Skip to content

pritom007/Network-Traffic-Classification

Repository files navigation

Network Traffic Classification

Python scikit-learn Paper GitHub stars GitHub forks DOI

Machine-learning experiments for classifying network traffic flows collected from a Docker-based SDN lab network. The dataset contains more than 300,000 flows analyzed with nDPI, grouped from 100+ application protocols into 10 traffic classes.

This repository includes the original research artifacts, saved models, confusion matrices, and a cleaner Python workflow for reproducing common experiments.

Project Impact

As of June 2, 2026, this public research repository has accumulated measurable academic and open-source interest:

Signal Count Notes
GitHub stars 40 First public star recorded on March 10, 2021.
GitHub forks 11 Fork activity spans September 2020 through September 2025.
Crossref cited-by count 14 Citation metadata for the associated Connection Science article.
Google Scholar profile Available Author profile provides a complementary citation view.
Paper references 42 References registered in Crossref metadata.
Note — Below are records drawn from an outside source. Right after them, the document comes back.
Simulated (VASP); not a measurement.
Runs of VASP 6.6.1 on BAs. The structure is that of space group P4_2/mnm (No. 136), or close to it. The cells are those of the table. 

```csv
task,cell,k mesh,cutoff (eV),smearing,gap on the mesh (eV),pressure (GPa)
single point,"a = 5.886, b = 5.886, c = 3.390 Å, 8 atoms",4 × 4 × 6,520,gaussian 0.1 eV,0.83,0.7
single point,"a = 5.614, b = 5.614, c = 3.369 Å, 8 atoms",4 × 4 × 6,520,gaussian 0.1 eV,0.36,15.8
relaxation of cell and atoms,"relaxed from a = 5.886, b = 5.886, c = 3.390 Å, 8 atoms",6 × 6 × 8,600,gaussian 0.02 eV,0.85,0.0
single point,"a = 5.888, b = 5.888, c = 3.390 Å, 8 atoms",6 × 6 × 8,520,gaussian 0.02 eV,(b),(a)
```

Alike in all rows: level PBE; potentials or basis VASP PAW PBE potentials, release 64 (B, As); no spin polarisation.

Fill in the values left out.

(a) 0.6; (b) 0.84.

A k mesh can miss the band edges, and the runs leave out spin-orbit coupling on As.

See Repository Impact for the star/fork timeline, citation graph, and data-source notes.

Research Summary

The project evaluates supervised machine-learning models for flow-level network traffic classification using seven selected flow features:

Feature group Columns
Protocol metadata protocol, src_port, dst_port
Packet counts src2dst_packets, dst2src_packets
Byte counts src2dst_bytes, dst2src_bytes

Reported results from the original experiments:

Method Accuracy
Decision Tree 95.80%
Random Forest 96.69%
KNN 97.24%
PAA 99.29%

For the full methodology, class grouping, and experimental setup, read the paper:

P. K. Mondal, L. P. Aguirre Sanchez, E. Benedetto, Y. Shen, and M. Guo, "A dynamic network traffic classifier using supervised ML for a Docker-based SDN network," Connection Science, 2021. https://doi.org/10.1080/09540091.2020.1870437

Repository Layout

.
├── DecisionTree/                  # Original decision-tree scripts, notebook, model, outputs
├── RandomForest/                  # Original random-forest scripts, model, outputs
├── KNN/                           # Original KNN scripts, model, outputs
├── DNN/                           # Original neural-network scripts, model, outputs
├── Dataset/                       # Dataset access notes
├── network_traffic_classification/ # Modern reusable Python package
├── docs/                          # Project documentation
├── dictionary.py                  # Legacy protocol-to-class helper
├── test.txt                       # Protocol-to-class mapping used by legacy scripts
└── README.md

Quick Start

Create a virtual environment and install the dependencies:

python -m venv .venv
source .venv/bin/activate
pip install -r requirements.txt

For the legacy DNN scripts, install the optional TensorFlow dependency:

pip install -r requirements-dnn.txt

Train a model with the modern CLI:

python -m network_traffic_classification train \
  --data path/to/total_class.csv \
  --model random-forest \
  --output models/random_forest.joblib

Available model names:

decision-tree
random-forest
knn

The CLI prints accuracy and a classification report. It can also save the trained model and class labels:

python -m network_traffic_classification train \
  --data path/to/total_class.csv \
  --model knn \
  --output artifacts/knn.joblib \
  --labels-output artifacts/classes.txt \
  --test-size 0.33 \
  --random-state 42

Dataset

The raw .pcap files and processed CSV are large, so the dataset is not committed to this repository. See Dataset/How to get the data.txt for access instructions and research-use conditions.

Expected labeled training file:

total_class.csv

Expected columns:

#flow_id, protocol, src_ip, src_port, dst_ip, dst_port, ndpi_proto_num,
src2dst_packets, src2dst_bytes, dst2src_packets, dst2src_bytes,
ndpi_proto, class

Original Scripts

The original scripts are preserved for traceability:

python DecisionTree/decisiontree.py
python RandomForest/randomforest.py
python KNN/knn.py
python DNN/dnn.py

Some legacy scripts contain machine-specific Windows paths. Prefer the modern CLI for new experiments, or update file_dir in the legacy scripts before running them.

Citation

If this repository or dataset supports your work, please cite:

@article{mondal2021dynamic,
  title={A dynamic network traffic classifier using supervised ML for a Docker-based SDN network},
  author={Mondal, Pritom Kumar and Aguirre Sanchez, Lizeth P. and Benedetto, Emmanuele and Shen, Yao and Guo, Minyi},
  journal={Connection Science},
  pages={1--26},
  year={2021},
  publisher={Taylor \& Francis},
  doi={10.1080/09540091.2020.1870437}
}

Contributing

Contributions are welcome, especially improvements to reproducibility, documentation, and model evaluation. Please read CONTRIBUTING.md before opening a pull request.